Why London Continues To Be On Every Traveller’s Bucket List
Strawberries and cream on the lawns of Wimbledon are an unforgettable treat. Every July sees this world-class sporting event, unique in the tennis world, turn a south-west London suburb into an international playground. The Championships, as they are called, are played out over 19 courts tucked together like a jigsaw puzzle, as creamed teas, scones and chilled Pimm’s is served with perfectly diced cucumber, strawberry and fresh mint in a classic English setting. Celebrities fly in especially, to take their coveted seats for this much-talked-about annual event, hobnobbing with an elitist A-list. Television crews focus on capturing the game, though often turning their cameras to the royal box, where members of the royal family are sometimes seen to be playing musical chairs and adding to the high-adrenaline drama with distracting, eye-catching fashion statements.
Tickets are expensive and difficult to get for this much-sought-after tournament. An inside tip for those looking for a bargain and eager to get a taste of Wimbledon, is to get there a day early; several hundred centre court and other tickets are released the day before play at 9 a.m. which are instantly grabbed by those waiting in the long queues.

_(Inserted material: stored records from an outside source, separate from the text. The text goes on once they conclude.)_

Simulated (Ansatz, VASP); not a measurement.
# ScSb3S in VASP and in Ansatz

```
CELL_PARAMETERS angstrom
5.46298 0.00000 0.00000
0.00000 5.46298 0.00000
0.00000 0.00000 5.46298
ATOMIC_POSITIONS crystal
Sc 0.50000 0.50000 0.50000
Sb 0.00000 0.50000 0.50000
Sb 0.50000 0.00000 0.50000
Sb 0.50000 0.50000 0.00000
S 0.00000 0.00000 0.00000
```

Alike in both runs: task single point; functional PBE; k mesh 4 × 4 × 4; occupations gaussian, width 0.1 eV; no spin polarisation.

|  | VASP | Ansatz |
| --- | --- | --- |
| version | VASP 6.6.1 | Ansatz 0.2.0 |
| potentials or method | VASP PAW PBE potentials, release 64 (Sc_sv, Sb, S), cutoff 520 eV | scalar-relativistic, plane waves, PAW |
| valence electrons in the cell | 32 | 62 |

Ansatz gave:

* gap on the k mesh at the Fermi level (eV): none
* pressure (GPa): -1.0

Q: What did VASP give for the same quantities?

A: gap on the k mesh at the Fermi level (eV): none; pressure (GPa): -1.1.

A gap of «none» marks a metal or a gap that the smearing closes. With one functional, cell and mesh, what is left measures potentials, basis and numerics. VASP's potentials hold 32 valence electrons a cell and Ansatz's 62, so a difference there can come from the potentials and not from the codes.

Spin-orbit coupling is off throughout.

In addition to hosting sporting events like Wimbledon and international cricket matches at Lord’s, London has much to offer those wanting to add a spring to their step with summertime activities. The Regent’s Canal is a scenic haven loved by boaters, walkers and cyclists. Overlooked by a vast aviary which is part of the London Zoo, it moves along to Camden, a centre of London’s alternative culture. A stress-busting walk (popularly known as the canal crawl) from Paddington to Limehouse in East London, well away from the usual tourist hotspots, shows that the true breadth of the capital lies spread out along its banks. From multimillion-pound villas to council estates and high-tech offices, from mosques to markets and from giraffes to ducks; all of London life is here.
The canal also meanders through Regent’s Park which is home to the Open Air Theatre. Being entertained under a blue sky on warm evenings brings its own magic. From mid May until September, exciting theatre productions are held in a natural outdoor arena. The plays planned this summer are On the Town, A Tale of Two Cities, Oliver Twist and the award-winning musical Jesus Christ Superstar. These productions entice audiences with exciting stage effects and moving music while the sun slowly turns the sky pink. Actors that have performed here include Judi Dench, John Malkovich, Ralph Fiennes Felicity Kendal and Benedict Cumberbatch to name a few. Tickets are available on their website and if you are lucky, you may find yourself seated next to Danny Boyle, as I did last summer.
Watching theatre is an intrinsic part of British culture and most of London just cannot stop harping about the much-acclaimed, award-winning play Harry Potter and the Cursed Child. It is based on the original story by J. K. Rowling and is staged at the Palace Theatre on Shaftesbury Avenue. It has to be seen in two parts, either as a matinee and evening performance or on two consecutive evenings. This play is running continuously to sold-out shows and is presently scheduled until April 2018, the joke being that it’s probably easier to try and meet J. K. than to be able to watch this mind-blowing performance.
Fashionistas should go see the exhibition Diana: Her Fashion Story at Kensington Palace and enjoy an afternoon at the exquisitely manicured gardens. The entrance to the exhibition is included in the price of the ticket, when you visit the palace. From the Emanuel blouse Princess Diana wore to her engagement, to the iconic, dark navy, velvet gown she wore to dance with John Travolta at the White House, this new exhibition charts the Princess’ wardrobe choices.
When one thinks of Princess Diana, one synonymously thinks of fashion. And no trip to London can be complete without a shopping sojourn. Strolling along Bond Street and Sloane Street in Knightsbridge bring on an ever-expanding wish list while Marylebone is the new, trendy, spot that is perfect for a quick shopping spree with boutiques such as Joseph, Gerard Darel, Theory and Trilogy and the high-fashion store, MatchesFashion.com.
Lastly, but not the least, to enjoy views of London during summertime, one has to see the city skywards. To gain a better perspective, historical architecture should be viewed both from close proximity and height. The new stylish rooftop terrace bars that have popped up are worth checking out, with their tantalising cocktails and DJs on deck. Mark the moment with an Instagram selfie! The Rumpus Room on the 12th floor of the Mondrian hotel in Blackfriars is seductively inviting; its live music and chic American-inspired cocktails have long been much coveted. Another much-hyped spot is the panoramic restaurant and bar Sushisamba. Board the glass elevator and be whizzed along like a high-speed roller coaster to one of the most elevated spots in London, giving you a 360-degree view of the city all along.
Another must-visit is the ME London’s atmospheric Radio Rooftop Bar. From their terrace at sunset one can experience picturesque fairy-tale views of almost all the landmarks of London such as London Bridge, The Shard, Tower Bridge, St Paul’s Cathedral, Tate Modern, Somerset House and the Houses of Parliament. Watch the evening lights come on as the ships silently glide by on the Thames, even as you debate on who will win the next Grand Slam.